Writer’s Review of Cormac McCarthy’s Suttree

I have decided to review books not just as a reader, but as a writer. What does this writer do well, and how? Where do they miss the mark, and why? Most books get dozens, hundreds or even thousands of reviews. My aim here is to provide book reviews specifically for writers, learning their craft and developing the tools to write great books themselves.
So often I read a book that leaves me unimpressed, unmoved by its characters, themes and story. Most often I would not review those books at all. The ‘If you have nothing nice to say, say nothing’ school of thought. But I realized there are lessons to learn from a book that doesn’t hit the mark. And when a book exceeds our expectations, what is it that makes it great? I will try to find those things and point a light on them, positive and negative.
My first attempt here will be at Cormac McCarthy’s ‘Suttree’.
As a writer in training, I am learning the different ways to express character. Physical descriptions help the reader see the characters in their mind’s eye. The actions of a character show what is important to them. The speech and mannerisms develop character, and the thoughts, actions and words of other characters reflect on the main characters. And the strongest method in first or close third person is to give the reader access to the mind of the characters. In close third person a reader can become intimately involved in the main characters’ minds and emotions.
McCarthy provides superb descriptions of setting and often uses these descriptions to reflect on the mood of the characters. But the reader’s understanding is inferred and not confirmed. The physical character descriptions are rudimentary enough to differentiate characters, and the reader’s imagination can fill in the blanks. The language of speech is stilted and barren. ‘Hidy, says one. Hidy back, says another. Come back soon.’ This suffices for conversation. We fall back on the actions of the characters, and the actions of the main character Cornelius Suttree speak well of him. He checks on his friends, arranges food and shelter. He cares. We think. He didn’t care for his family or provide for them, so we don’t know what to think about his character beyond superficial friendship. He drinks, falls down, gets in fights, gets arrested and passes out. Near the end of the book he lives on the avails of prostitution, not quite a pimp. So much of McCarthy’s work is like turning over a rock and watching what levels of degeneracy man can fall to. I suppose it makes a statement about nihilism and shakes a fist at good society. But as incisive an eye as he has for scenery, he balks at exploring the inner mind and heart of men. I am left wanting more.
Writers are told to be brave. Here, I think McCarthy fails. He is afraid to look into that cold dark place, the actual heart and soul. He muddies the water with senseless violence, hoping to distract from the real issues. Questions remain about why and how. Questions literature is supposed to at least try to tackle.

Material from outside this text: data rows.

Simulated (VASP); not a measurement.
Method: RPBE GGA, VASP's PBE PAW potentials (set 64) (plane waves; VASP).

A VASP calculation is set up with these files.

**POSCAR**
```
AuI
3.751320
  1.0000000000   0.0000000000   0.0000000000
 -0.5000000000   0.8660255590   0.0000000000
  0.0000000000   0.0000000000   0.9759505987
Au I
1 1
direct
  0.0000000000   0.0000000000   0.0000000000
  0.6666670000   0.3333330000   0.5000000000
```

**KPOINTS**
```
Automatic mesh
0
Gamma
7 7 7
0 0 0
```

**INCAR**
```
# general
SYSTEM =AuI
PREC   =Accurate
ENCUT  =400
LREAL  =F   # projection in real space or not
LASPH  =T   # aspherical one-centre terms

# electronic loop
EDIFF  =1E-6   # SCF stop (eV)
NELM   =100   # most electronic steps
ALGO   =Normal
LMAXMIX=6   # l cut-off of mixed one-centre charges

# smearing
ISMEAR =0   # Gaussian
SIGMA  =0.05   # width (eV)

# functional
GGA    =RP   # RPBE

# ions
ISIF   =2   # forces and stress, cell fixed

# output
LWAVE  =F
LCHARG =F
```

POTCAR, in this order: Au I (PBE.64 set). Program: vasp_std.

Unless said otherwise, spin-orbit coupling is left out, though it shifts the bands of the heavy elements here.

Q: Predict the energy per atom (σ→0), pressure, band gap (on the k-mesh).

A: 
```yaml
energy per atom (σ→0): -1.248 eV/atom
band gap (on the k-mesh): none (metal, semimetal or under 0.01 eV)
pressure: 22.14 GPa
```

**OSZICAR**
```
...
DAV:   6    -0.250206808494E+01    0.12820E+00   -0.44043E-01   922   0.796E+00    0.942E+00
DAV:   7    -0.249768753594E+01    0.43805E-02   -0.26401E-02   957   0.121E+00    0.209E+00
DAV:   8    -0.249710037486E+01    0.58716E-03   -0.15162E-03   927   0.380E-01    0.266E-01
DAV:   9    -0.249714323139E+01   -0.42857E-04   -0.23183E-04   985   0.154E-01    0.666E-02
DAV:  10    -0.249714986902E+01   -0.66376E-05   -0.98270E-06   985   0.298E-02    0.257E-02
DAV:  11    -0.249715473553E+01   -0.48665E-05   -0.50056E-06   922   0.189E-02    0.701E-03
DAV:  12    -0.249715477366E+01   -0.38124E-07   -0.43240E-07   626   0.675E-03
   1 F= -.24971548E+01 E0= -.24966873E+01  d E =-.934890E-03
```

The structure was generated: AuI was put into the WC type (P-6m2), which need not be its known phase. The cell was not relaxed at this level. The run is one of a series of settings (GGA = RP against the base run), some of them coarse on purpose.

I read Cormac McCarthy’s ‘Suttree’ and I enjoyed it, but it was ultimately unsatisfying. I am learning to read as a writer and so I can better see why I am unsatisfied. McCarthy describes in great detail and with an amazing vocabulary the settings of the stories. The river in Suttree is a character we get to know through a full wave of sensory language. The impression verges on poetic as the flotsam and jetsam of society flow down in front of Suttree’s houseboat. The plants and birds and animals are all observed in excruciating detail. Sights, smells and sounds envelop the reader, almost to excess. Yet the people, the characters, are barely explored. Why Cornelious Suttree abandons his wife and children the reader is left guessing at.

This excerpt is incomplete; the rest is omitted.